In a society that places so much emphasis on keeping busy and having more, it can be almost impossible to see the gift of less. Less stuff. Less doing. Less words. Less worries. It wasn’t until I came abroad, until I removed myself from my own self-inflicted rat race, that I began to appreciate a peace of mind that flourishes within rest and relaxation. And just as my yoga practice began to evolve from a sweaty, powerful workout into a delicate, introspective journey – so did every other aspect of my life. I stopped wishing for the weekend and trudging through life with the sole purpose of checking things off my imaginary to do list. I softened where I used to harden, reflected where I would once react, and stopped allowing life to move through me while I remained completely absent from the whole experience. The truth is, the moment I gave myself permission to breathe, pause, and exist in a natural rhythm, was the moment I discovered myself. It was the moment my life began.

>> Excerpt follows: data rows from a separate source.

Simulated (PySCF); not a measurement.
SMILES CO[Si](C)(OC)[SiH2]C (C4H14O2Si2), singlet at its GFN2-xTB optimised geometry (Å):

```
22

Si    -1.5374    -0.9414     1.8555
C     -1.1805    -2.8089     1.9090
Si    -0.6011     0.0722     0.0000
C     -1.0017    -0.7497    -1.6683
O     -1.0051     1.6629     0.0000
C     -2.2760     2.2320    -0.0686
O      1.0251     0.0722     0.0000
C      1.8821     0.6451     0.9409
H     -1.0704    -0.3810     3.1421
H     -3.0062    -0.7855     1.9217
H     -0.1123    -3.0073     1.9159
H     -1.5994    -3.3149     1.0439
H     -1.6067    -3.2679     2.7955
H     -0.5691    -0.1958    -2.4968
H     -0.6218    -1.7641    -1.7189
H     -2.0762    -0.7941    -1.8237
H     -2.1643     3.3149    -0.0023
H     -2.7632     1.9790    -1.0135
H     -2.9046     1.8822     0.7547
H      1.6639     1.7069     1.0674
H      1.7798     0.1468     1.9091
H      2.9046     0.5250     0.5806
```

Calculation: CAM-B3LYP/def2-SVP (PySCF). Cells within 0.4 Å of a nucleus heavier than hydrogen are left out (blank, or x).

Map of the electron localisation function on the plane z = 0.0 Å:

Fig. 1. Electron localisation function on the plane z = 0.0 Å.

Sometimes I find it hard to recognize the girl I used to be. The Natasha who owned a dress for every day of the season and enough shoes to employ a small factory in Asia seems like a distant memory from the woman I know today. Unused knik-naks in every drawer, a serving spoon for each dish of an eight course meal, an expensive convertible, eyelash extensions in twenty-day intervals, weekends in Vegas, and the best make-up money could buy to transform a beautiful face into something unrecognizable. Not so different from the woman who sits here writing, that Natasha just wanted to be happy. However, instead of finding a fulfilment within herself, she spent the majority of her precious magic searching for contentment from the people and things around her; falling victim to a comparing mind and a consistent desire to be and have more.
In looking back, I would never say that this younger me was miserable or unhappy. She worked hard, she played harder, and amongst an undeniable burden from excess, she experienced joy. However, in the process of being honest with myself, I’ve come to recognize that amidst every accomplishment there always remained a deep-seeded feeling of dissatisfaction. An expectation for bigger and better that consumed my thoughts and actions; an unconscious omission of the present through relentless seeking for what was next.
So, here I sit, on a wooden chair out front of my ten dollar-a-night Balinese villa, eating breakfast from a communal plate, wearing the same clothes and mascara I donned yesterday (something I wouldn’t have even considered two years ago). I no longer have a house or car to call my own, no husband to supposedly ‘complete me’, nor a full-time dental job to give me the false sense of security I spent years believing would bring me the most gratification of all. I’m sporting all the same well-worn clothes I left Canada with in 2015 and, still, there remains no passion to possess new ones (a desire that I suppose recedes naturally when one is forced to carry everything they own on their back). Yet somehow, for everything I appear to be lacking, I feel as if I have more. In giving up my old life, I unknowingly gained a richer life with less.
For me, ‘cleaning house’ meant not only purging material objects, but the people and thoughts that were distracting me from what it is that I value the most; what makes me the happiest. I uncomplicated every aspect of my existence, unthreaded attachments that had become woven within the fibres of my being, and revealed the raw, real, imperfect girl that always was. A girl who enjoys everything, and needs nothing. A girl who no longer focusses on what she desires but, instead, feels gratitude for everything she already has.
This isn’t to say that a minimalistic lifestyle is for everybody, nor do I believe it to be a sure-fire recipe for happiness. However, when the all-consuming fear and relentless worry of losing and gaining possessions is lifted from one’s mind, life becomes remarkably simplified. Your things stop stealing from you. Just imagine all the precious energy one can conserve without the need to shop, research, clean, carry, repair, replace, protect, and envy possessions. Eliminate the whirlwind of distraction from excess, and suddenly there is more freedom to live, to experience, to love, and to give. And, in detaching from the stuff we so desperately cling onto for pleasure or memory-sake, we begin to realize that we aren’t (and never will be) what we own. The box of trophies in the basement can go, yet, the memories will not disappear. The sixteen handbags can be donated, yet your self-worth remains the same. It becomes clear that your heart-warming past, future dreams, and earnest ambitions aren’t contained within these objects – they’re contained within you. And it’s enough. It’s all enough. Your house is big enough. Your wage is high enough. Your mattress is firm enough. Your cell phone is new enough. Your face is pretty enough. Your waist is skinny enough. You are enough.
So yes, I’m practicing minimalism. And regardless of what my family may hope, it’s not just a fad or a period that I’m going through. It’s a mindfulness of being that truly saved my life. It’s the intentional promotion of every one of my most sincere values and the removal of each and every thing, person, and thought that distracts me from them. It’s the whole-hearted belief that in living with nothing, I will be taught everything.